Leverage Terraform to Create an Apache ShardingSphere Proxy High Availability Cluster on AWS

For this ShardingSphere blog entry, we want you to take advantage of the benefits of IaC (Infrastructure as Code) by deploying and managing a ShardingSphere Proxy cluster the IaC way.

With this in mind, we plan to use Terraform to create a ShardingSphere-Proxy high availability cluster with multiple availability zones.

Background

Terraform

Terraform is Hashicorp’s open source infrastructure automation orchestration tool that uses IaC philosophy to manage infrastructure changes.

It’s supported by public cloud vendors such as AWS, GCP, AZURE and a variety of other providers from the community, and has become one of the most popular practices in the “Infrastructure as Code” space.

Terraform has the following advantages:

Support for multi-cloud deployments

Terraform is suitable for multi-cloud scenarios, deploying similar infrastructures such as Alibaba Cloud, or other cloud providers and local data centres. Developers can use the same tools and similar profiles to manage resources from different cloud providers simultaneously.

Automated management infrastructure

Terraform’s ability to create reusable modules reduces human-induced deployment and management errors.

Infrastructure as code

Resources can be managed and maintained in code, allowing infrastructure state to be saved. This enables users to track changes made to different components of the system (infrastructure as code) and share these configurations with others.

ShardingSphere-Proxy

Apache ShardingSphere is a distributed database ecosystem that transforms any database into a distributed database and enhances it with data sharding, elastic scaling, encryption and other capabilities.

ShardingSphere-Proxy is positioned as a transparent database proxy that supports any client using MySQL, PostgreSQL, or openGauss protocols to manage data, and is more friendly to heterogeneous languages and DevOps scenarios.

ShardingSphere-Proxy is non-intrusive to the application code: users only need to change the connection string of the database to achieve data sharding, read/write separation, etc. As part of the data infrastructure, its high availability will be key.

Deployment with Terraform

Before we start writing the Terraform configuration, we need to understand the basic architecture of the ShardingSphere-Proxy cluster

We use ZooKeeper as the Governance Center.

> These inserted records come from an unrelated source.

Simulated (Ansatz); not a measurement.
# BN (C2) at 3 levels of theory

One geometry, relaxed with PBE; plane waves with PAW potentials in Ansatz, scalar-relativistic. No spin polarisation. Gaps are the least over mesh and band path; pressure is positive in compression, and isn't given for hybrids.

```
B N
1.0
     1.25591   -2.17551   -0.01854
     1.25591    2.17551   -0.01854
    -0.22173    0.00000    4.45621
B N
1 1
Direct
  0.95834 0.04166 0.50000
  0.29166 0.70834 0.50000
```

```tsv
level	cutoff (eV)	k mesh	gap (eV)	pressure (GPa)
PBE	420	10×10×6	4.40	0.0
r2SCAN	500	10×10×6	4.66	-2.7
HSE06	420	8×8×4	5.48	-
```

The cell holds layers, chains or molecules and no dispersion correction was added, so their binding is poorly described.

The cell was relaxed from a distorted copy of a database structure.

As you can see, ShardingSphere-Proxy itself is a stateless application, and in a real world scenario, load balancing is provided externally, and the load balancing is used to flexibly distribute traffic between the instances.

To ensure high availability of the ZooKeeper and ShardingSphere-Proxy cluster, the following architecture will be used:

ZooKeeper Cluster

Define Input Parameters

For the purpose of reusable configuration, a series of variables are defined, as follows:

variable "cluster_size" {
  type        = number
  description = "The cluster size that same size as available_zones"
}

variable "key_name" {
  type        = string
  description = "The ssh keypair for remote connection"
}

variable "instance_type" {
  type        = string
  description = "The EC2 instance type"
}

variable "vpc_id" {
  type        = string
  description = "The id of VPC"
}

variable "subnet_ids" {
  type        = list(string)
  description = "List of subnets sorted by availability zone in your VPC"
}

variable "security_groups" {
  type        = list(string)
  default     = []
  description = "List of the Security Group, it must be allow access 2181, 2888, 3888 port"
}


variable "hosted_zone_name" {
  type        = string
  default     = "shardingsphere.org"
  description = "The name of the hosted private zone"
}

variable "tags" {
  type        = map(any)
  description = "A map of zk instance resource, the default tag is Name=zk-$${count.idx}"
  default     = {}
}

variable "zk_version" {
  type        = string
  description = "The zookeeper version"
  default     = "3.7.1"
}

variable "zk_config" {
  default = {
    client_port = 2181
    zk_heap     = 1024
  }

  description = "The default config of zookeeper server"
}

These variables can also be changed when installing the ShardingSphere-Proxy cluster below.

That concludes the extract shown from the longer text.